In addition to the produce, Raisner said his family farms about 2,000 acres total in Illinois. This year’s corn crop is “a total loss,” he said, describing the best patches as producing 25 bushels to the acre, while most register nothing at all, compared with normal years with 150 to 160.

Bean plants with empty pods fill the fields, and crop insurance isn’t exactly a windfall, he added.

“You can take out different rates,” he said of the insurance, explaining the percentages offered are based on past yields. In the end, the insurance payout typically covers the cost of seed, but not fuel or other inputs. And that still leaves farmers without a paycheck until the next fall.

Meanwhile, Raisner is feeding silage to his cattle as his grandfather spreads molasses on oat stubble, trying to save what hay they have for the winter.

Across the parking lot, Ernie Biltz doled out boxes of peaches grown on his farm near Worthington. In addition to 400 peach trees, the property features greenhouses and about 10 acres of produce. Blitz said his area was fortunate to receive about 4 inches of rain in the last few weeks.

“It does make a difference. It’s still dry, but it does make a difference,” he said, estimating the season won’t last much longer this year. “It’s hurt. A lot of stuff is going to get done quick this year.”

Saturday afternoon, Luke Anderson was back at work on his property in northern Terre Haute. In addition to selling at the market that morning, Anderson’s Plants and Produce operates at his home at 6066 Rosedale Road. His 16-acre spread currently has about two acres in production, but the family has already given up any thought of a “cool-weather” crop for the fall season, even with considerable irrigation systems in place.

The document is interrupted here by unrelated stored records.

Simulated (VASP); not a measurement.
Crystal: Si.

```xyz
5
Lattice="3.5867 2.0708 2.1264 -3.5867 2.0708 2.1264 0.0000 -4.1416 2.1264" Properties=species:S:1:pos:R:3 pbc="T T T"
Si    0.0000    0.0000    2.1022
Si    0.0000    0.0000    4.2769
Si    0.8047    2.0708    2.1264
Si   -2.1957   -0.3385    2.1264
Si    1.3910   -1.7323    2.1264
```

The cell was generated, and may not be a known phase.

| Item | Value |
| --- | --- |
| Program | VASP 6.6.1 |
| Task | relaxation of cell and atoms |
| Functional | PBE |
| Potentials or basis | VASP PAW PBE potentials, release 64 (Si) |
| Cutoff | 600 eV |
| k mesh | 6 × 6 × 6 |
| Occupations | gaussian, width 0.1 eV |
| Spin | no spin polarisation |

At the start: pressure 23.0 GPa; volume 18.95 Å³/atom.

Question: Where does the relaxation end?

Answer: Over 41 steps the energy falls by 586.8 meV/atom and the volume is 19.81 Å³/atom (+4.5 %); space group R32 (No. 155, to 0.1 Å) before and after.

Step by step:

Anderson’s front garden, about 3⁄4 acre, sports black plastic mulch and drip tape, all attached to a pump that keeps the ground moist. Walking about his property, he points out the difference between the ground with the more advanced irrigation system and those plots with sprinklers and hoses is evident.

“That’s really helped us,” Anderson said. “If you weren’t irrigating this summer, it was just darn near impossible.”

But even with the system in place, and a pump running eight to 10 hours some days, lack of ground water and numerous days of 100-degree temperatures have crumpled the crops. A grower simply can’t dump enough water on corn to make it pollinate under these conditions, Anderson said, pointing to the rows of stunted dwarf stalks in his back plot. His melon crop has been strong this year, but other offerings have been impacted.

“And there’s nothing you can do about it,” he said, echoing the comments of others as he noted how much worse 2012 is than 1988.

“All the water you pour out of the well isn’t as good as Mother Nature.”

Anderson typically gets three seasons out of his plots, two “cool weather crops” with the summer session in between.

This year, the ground was too dry to bother planting for the fall, and so an entire season is gone there, he said.

Last year, the operation was generating a couple hundred pounds of tomatoes per week, with this year’s numbers between 30 and 50, he said. The pasture which generated 900 square bales of hay last year yielded 300 this season.

Even with irrigation, Anderson figures his production will be down 50 to 60 percent.

“We would typically have four more patches this size,” he said.

The 40-year-old Anderson, a compliance manager for Bridges of Indiana, said he and his wife started their small business as a simple garden, adding to it each season over the last nine years.

His neighbor, Andrew Conner, was among the organizers of the Downtown Terre Haute Farmers Market and got him involved back in 2004. The operation allows his wife to stay home with their kids, he said, adding they enjoy the work.

“We just started with a garden and we enjoyed it,” he said, adding they’ll be back in the game next year.